Understanding load_state_dict() effect on computational graph

Hi all,

Let’s say I have a network model and 2 weight files, {W1 and W2}.

The network is initialized with weights W1 and forward pass is performed and loss is computed.

Now, the network weights are switched over to W2 and call to backward() is performed.

Will this compute gradients w.r.t to W2 or W1?

Most likely neither. Since gradient computation often use both input and saved intermediate & final output. In this case they mismatch.

Like @SimonW said if no mismatch occurs, the intermediate values will be used so the gradients w.r.t. W1 will be applied on W2.

I created a small example. Is this, what you would like to do?

x = Variable(torch.ones(1, 4))
w = Variable(torch.ones(4, 1), requires_grad=True)
y = Variable(torch.ones(1, 1))

output = torch.matmul(x, w)

criterion = nn.MSELoss()
optimizer = optim.SGD([w], lr=0.1)

loss = criterion(output, y)
#w.data.fill_(2) # comment / uncomment
loss.backward()

print('w {}grad {}'.format(w.data, w.grad.data))

optimizer.step()
print('w {}grad {}'.format(w.data, w.grad.data))
optimizer.zero_grad()

Hi @ptrblck,

I really appreciate your effort of writing up a code to explain what is happening. And yeah, your code captures what I was looking for.

I extended your code from one layer to 2 (since weights don’t affect gradients in a single layer net) to actually see the effect of changing weights after loss computation.

According to the observation, it looks like the gradients are computed during ‘backward()’ call using the new weights i.e. W2.

import torch
from torch.autograd import Variable
from torch import nn
from torch import optim

from graphviz import Digraph
# make_dot was moved to https://github.com/szagoruyko/pytorchviz
from torchviz import make_dot


w0 = Variable(torch.ones(2, 2), requires_grad=True) 
w = Variable(torch.ones(2, 1), requires_grad=True)

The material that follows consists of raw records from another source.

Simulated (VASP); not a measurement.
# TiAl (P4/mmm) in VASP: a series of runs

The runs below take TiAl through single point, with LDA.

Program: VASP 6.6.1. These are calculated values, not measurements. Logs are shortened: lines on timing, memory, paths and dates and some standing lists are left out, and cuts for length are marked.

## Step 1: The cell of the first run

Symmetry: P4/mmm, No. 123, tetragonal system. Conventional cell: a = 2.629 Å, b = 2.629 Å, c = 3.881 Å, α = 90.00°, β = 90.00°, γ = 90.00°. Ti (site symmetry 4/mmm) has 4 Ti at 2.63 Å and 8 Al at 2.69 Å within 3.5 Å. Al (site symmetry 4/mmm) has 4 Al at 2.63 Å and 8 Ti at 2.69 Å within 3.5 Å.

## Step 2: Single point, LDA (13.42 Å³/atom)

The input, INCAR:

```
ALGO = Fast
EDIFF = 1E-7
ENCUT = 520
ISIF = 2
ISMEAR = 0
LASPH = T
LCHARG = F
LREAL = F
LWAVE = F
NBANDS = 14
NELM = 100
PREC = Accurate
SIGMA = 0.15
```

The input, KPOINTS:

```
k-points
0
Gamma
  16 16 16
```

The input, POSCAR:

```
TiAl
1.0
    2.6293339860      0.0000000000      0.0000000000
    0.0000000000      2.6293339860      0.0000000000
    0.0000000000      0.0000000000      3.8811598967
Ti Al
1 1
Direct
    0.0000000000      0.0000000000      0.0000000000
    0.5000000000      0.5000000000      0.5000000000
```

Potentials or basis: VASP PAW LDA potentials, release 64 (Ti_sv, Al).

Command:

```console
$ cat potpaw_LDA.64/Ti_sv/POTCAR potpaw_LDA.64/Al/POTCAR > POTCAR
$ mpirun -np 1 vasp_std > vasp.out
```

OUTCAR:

x = Variable(torch.ones(1, 2))
y = Variable(torch.ones(1, 1))

criterion = nn.MSELoss()
optimizer = optim.SGD([w0,w], lr=0.01)

for i in range(1):

    output = x.mm(w0).mm(w)

    # if i == 0:
    #     make_dot(output).view()

    optimizer.zero_grad()
    loss = criterion(output, y)
    # w0.data.fill_(2) # comment / uncomment
    # w.data.fill_(2) # comment / uncomment
    loss.backward()

    print('w0 {}grad {}'.format(w0.data, w0.grad.data))
    print('w {}grad {}'.format(w.data, w.grad.data))


    optimizer.step()
    print('w0 {}grad {}'.format(w0.data, w0.grad.data))
    print('w {}grad {}'.format(w.data, w.grad.data))
    optimizer.zero_grad()
1 Like

Thanks for updating the code. It was a indeed a split to use just one layer.
It seems, it’s using W2. However, I would use this approach carefully, since I’m not sure how the intermediate values are stored using other layers etc.

Could you tell a bit more about your use case?

I am trying to replicate the algo outlined in the MAML paper:

Pseudo code:

The idea is to compute a second order gradient. While computing the first order gradient is straightforward, computing the second order gradient as mentioned in this paper is a little bit tricky. The pseudo code should give a good understanding.

To implement MAML, you should use the nn.functional interface. Then you can pass in the weights manually.

Hi Simon! Thanks for your suggestion. Can you give a short example of how to use nn.functional interface so as to change the parameters w.r.t which the gradients will be computed during the backward pass?

As long as you have a way to map (input, weights) to the results, it will be fine. Depending on your needs, the following may or may not be the best approach.

class LeNet(nn.Module):
    def __init__(self, num_classes=10, use_dropout=True):
        super(LeNet, self).__init__()
        self.use_dropout = use_dropout
        self.conv1 = nn.Conv2d(1, 10, kernel_size=5)
        self.conv2 = nn.Conv2d(10, 20, kernel_size=5)
        self.fc1 = nn.Linear(320, 50)
        self.fc2 = nn.Linear(50, num_classes)

    def get_weights(self):
        return (self.conv1.weight, self.conv1.bias,
                self.conv2.weight, self.conv2.bias,
                self.fc1.weight, self.fc1.bias,
                self.fc2.weight, self.fc2.bias)

    def forward_with_weights(self, x,
                             conv1_w, conv1_b,
                             conv2_w, conv2_b,
                             fc1_w, fc1_b,
                             fc2_w, fc2_b):
        x = F.conv2d(x, conv1_w, conv1_b)
        x = F.relu(F.max_pool2d(x, 2))
        x = F.conv2d(x, conv2_w, conv2_b)
        if self.use_dropout:
            x = F.dropout2d(x, self.training)
        x = F.relu(F.max_pool2d(x, 2))
        x = x.view(-1, 320)
        x = F.linear(x, fc1_w, fc1_b)
        x = F.relu(x)
        if self.use_dropout:
            x = F.dropout(x, training=self.training)
        return F.linear(x, fc2_w, fc2_b)

    def forward(self, x):
        return self.forward_with_weights(x, *self.get_weights())
1 Like